Companies that have already shut down also include the carbon removal marketplace Noya and Alkali Earth, which was attempting to use industrial by-products to tie up carbon dioxide.
Still other businesses are struggling. Climeworks, one of the first companies to build direct-air-capture (DAC) factories, announced it was laying off 10% of its staff in May, as it grapples with challenges on several fronts.
The company’s plans to collaborate on the development of a major facility in the US have been at least delayed as the Trump administration has held back tens of millions of dollars in funding granted in 2023 under the Department of Energy’s Regional Direct Air Capture Hubs program. It now appears the government could terminate the funding altogether, along with perhaps tens of billions of dollars’ worth of additional grants previously awarded for a variety of other US carbon removal and climate tech projects.
“Market rumors have surfaced, and Climeworks is prepared for all scenarios,” Christoph Gebald, one of the company’s co-CEOs, said in a previous statement to MIT Technology Review. “The need for DAC is growing as the world falls short of its climate goals and we’re working to achieve the gigaton capacity that will be needed.”
But purchases from direct-air-capture projects fell nearly 16% last year and account for just 8% of all carbon removal transactions to date. Buyers are increasingly looking to categories that promise to deliver tons faster and for less money, notably including burying biochar or installing carbon capture equipment on bioenergy plants. (Read more in my recent story on that method of carbon removal, known as BECCS, here.)
CDR.fyi recently described the climate for direct air capture in grim terms: “The sector has grown rapidly, but the honeymoon is over: Investment and sales are falling, while deployments are delayed across almost every company.”
“Most DAC companies,” the organization added, “will fold or be acquired.”
What’s next?
In the end, most observers believe carbon removal isn’t really going to take off unless governments bring their resources and regulations to bear. That could mean making direct purchases, subsidizing these sectors, or getting polluters to pay the costs to do so—for instance, by folding carbon removal into market-based emissions reductions mechanisms like cap-and-trade systems.
More government support does appear to be on the way. Notably, the European Commission recently proposed allowing “domestic carbon removal” within its EU Emissions Trading System after 2030, integrating the sector into one of the largest cap-and-trade programs. The system forces power plants and other polluters in member countries to increasingly cut their emissions or pay for them over time, as the cap on pollution tightens and the price on carbon rises.
That could create incentives for more European companies to pay direct-air-capture or bioenergy facilities to draw down carbon dioxide as a means of helping them meet their climate obligations.

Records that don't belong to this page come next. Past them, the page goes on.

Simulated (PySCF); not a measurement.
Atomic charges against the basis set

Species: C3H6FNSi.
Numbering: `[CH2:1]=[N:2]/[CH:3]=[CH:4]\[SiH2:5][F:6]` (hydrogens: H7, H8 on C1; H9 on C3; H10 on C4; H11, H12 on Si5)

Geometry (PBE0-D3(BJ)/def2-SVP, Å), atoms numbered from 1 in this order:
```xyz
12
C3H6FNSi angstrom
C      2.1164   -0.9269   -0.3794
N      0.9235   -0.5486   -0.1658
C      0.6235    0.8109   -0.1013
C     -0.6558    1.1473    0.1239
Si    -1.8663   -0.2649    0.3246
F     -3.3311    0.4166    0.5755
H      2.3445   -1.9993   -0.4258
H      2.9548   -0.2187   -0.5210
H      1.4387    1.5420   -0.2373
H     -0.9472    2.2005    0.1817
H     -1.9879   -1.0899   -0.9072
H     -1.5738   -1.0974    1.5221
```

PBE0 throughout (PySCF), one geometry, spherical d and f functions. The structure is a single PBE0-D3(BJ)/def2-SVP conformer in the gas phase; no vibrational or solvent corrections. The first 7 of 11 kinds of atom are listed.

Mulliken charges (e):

There are also indications that the International Civil Aviation Organization, a UN organization that establishes standards for the aviation industry, is considering incorporating carbon removal into its market-based mechanism for reducing the sector’s emissions. That might take several forms, including allowing airlines to purchase carbon removal to offset their use of traditional jet fuel or requiring the use of carbon dioxide obtained through direct air capture in some share of sustainable aviation fuels.
Meanwhile, Canada has committed to spend $10 million on carbon removal and is developing a protocol to allow direct air capture in its national offsets program. And Japan will begin accepting several categories of carbon removal in its emissions trading system.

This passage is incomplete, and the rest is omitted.